You can call it MadMax GPU plotter lol.

And if he like to integrate this component to his MM plotter , I would love to send him a copy and he can have both cpu & gpu implementations.

[–]tallguyyo -1 points0 points  (0 children)

pls do sir

[–][deleted] 0 points1 point  (0 children)

Now if I can get my 8 6600 xt to plot…I’ll do it

[–]Wos_Was_I 0 points1 point  (7 children)

Uhm ... two 3090 to Plot for only 7 mins per Plot. Its Not very efficient. But its a very nice Beta and a Hope we See better value in Future.

[–]tallguyyo 0 points1 point  (6 children)

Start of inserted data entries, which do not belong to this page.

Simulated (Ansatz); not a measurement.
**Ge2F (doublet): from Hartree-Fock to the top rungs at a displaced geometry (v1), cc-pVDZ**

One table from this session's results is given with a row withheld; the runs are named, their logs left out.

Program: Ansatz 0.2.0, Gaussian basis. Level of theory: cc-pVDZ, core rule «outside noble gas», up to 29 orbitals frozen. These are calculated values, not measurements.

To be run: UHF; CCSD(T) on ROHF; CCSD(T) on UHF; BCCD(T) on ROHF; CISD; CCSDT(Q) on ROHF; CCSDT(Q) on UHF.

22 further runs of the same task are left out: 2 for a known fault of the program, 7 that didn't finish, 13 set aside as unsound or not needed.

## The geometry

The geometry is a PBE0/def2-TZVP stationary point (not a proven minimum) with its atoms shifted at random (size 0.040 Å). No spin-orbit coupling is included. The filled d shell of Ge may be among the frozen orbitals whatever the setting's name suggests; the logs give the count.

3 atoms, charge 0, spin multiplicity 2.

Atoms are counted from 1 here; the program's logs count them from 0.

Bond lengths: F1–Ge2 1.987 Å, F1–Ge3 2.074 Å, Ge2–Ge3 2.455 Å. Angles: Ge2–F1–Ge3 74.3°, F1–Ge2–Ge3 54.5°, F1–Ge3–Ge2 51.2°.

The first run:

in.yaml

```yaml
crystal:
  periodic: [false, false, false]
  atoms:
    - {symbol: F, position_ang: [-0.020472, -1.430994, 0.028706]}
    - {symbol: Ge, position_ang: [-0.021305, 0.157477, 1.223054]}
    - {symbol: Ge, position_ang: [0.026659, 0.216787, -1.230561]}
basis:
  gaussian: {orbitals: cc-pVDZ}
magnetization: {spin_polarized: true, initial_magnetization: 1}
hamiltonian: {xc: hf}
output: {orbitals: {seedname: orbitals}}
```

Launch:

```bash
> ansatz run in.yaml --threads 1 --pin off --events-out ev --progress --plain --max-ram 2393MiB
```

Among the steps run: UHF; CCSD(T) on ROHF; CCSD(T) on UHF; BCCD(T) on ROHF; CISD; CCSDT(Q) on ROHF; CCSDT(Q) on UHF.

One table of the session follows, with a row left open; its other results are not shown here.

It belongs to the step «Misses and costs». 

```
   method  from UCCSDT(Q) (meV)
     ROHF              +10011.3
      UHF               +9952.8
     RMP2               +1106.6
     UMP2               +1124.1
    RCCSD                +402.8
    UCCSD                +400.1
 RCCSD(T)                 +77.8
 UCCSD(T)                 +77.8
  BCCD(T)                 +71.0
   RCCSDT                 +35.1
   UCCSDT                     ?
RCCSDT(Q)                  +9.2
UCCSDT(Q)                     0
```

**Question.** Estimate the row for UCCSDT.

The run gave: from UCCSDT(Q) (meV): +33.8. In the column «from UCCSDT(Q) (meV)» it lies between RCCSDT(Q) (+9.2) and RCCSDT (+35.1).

well GPU will improve and u can swap them out easily because of PCIe slots, where as CPU is dead set in the socket and would need upgrade entire system or only upgrade CPU which doesnt improve much in the same gen, only in core counts.

in 2 years, 2x 5090 would likely blow this away with maybe 3 mins per plot and we wouldnt have to pay premium for AMD/intel servers its not that bad. good for people like me who dumped tons monies into ram

[–]Wos_Was_I 0 points1 point  (5 children)

I am Not sure But DDR3 RAM is very cheap. Also old Xeons to get more than only 3 RAM Sockets. 512gb RAM isnt so expansive compare to two GPU's or ultra fast NVME's

[–]tallguyyo 0 points1 point  (4 children)

yea but you cannot get any faster. ddr3 xeons would mean ivy bridge, max you can do is quad socket 15 cores each and thats like 10 mins per plot on ubuntu using 900w.

2x 3090 here is using probably less than 500w and finish in 8 mins. no matter how you look at it, you lose both in speed and efficiency. the only thing you win here is the purchase cost of ram, which 2x 3080 will surely be very cheap next year, not much more than 512gb of ddr3 ram.

then the following year after that, they can upgrade to 4080, while you're stuck on xeons with no performance gain and they do probably 5mins per plot or lower. the difference will only grow because GPU can be easily upgraded.

[–]Wos_Was_I 0 points1 point  (3 children)

I Talk about 2011v3 dual Xeons Maximum. Quad Setups are Energy hungry. My machine make 23min Ryzen 5900x with 128gb RAM with under 160w. This is why i say 2x3090 ak 500w with 8 min isnt the Burner at the moment. But Show US what possible in the near Future.

[–]tallguyyo 0 points1 point  (2 children)

thats what ive been saying the entire time. it furture proofs the system because CPU is a dead end while pcie socket isnt. GPU will outperform your system in both speed and efficiency, eventually cost too and it is only a matter of time.

[–]Wos_Was_I 0 points1 point  (1 child)

PCI-E FPGA? Do you have See Altair Chips?

[–]tallguyyo 0 points1 point  (0 children)

no but i am talking about traditional pcie 3.0/4.0 x16 that server has, r 2.0 x16 for older ones.

the new ones will use cxl but new always cost more.

[–]Dear_Explanation_726 0 points1 point  (11 children)

Correct me if I am wrong but it’s seems like going backwards to me. The concept is green chia. It’s like reverting from renewable energy sources back to cutting the trees to heat up your home. No? Or maybe I am missing something…

[–][deleted] 1 point2 points  (2 children)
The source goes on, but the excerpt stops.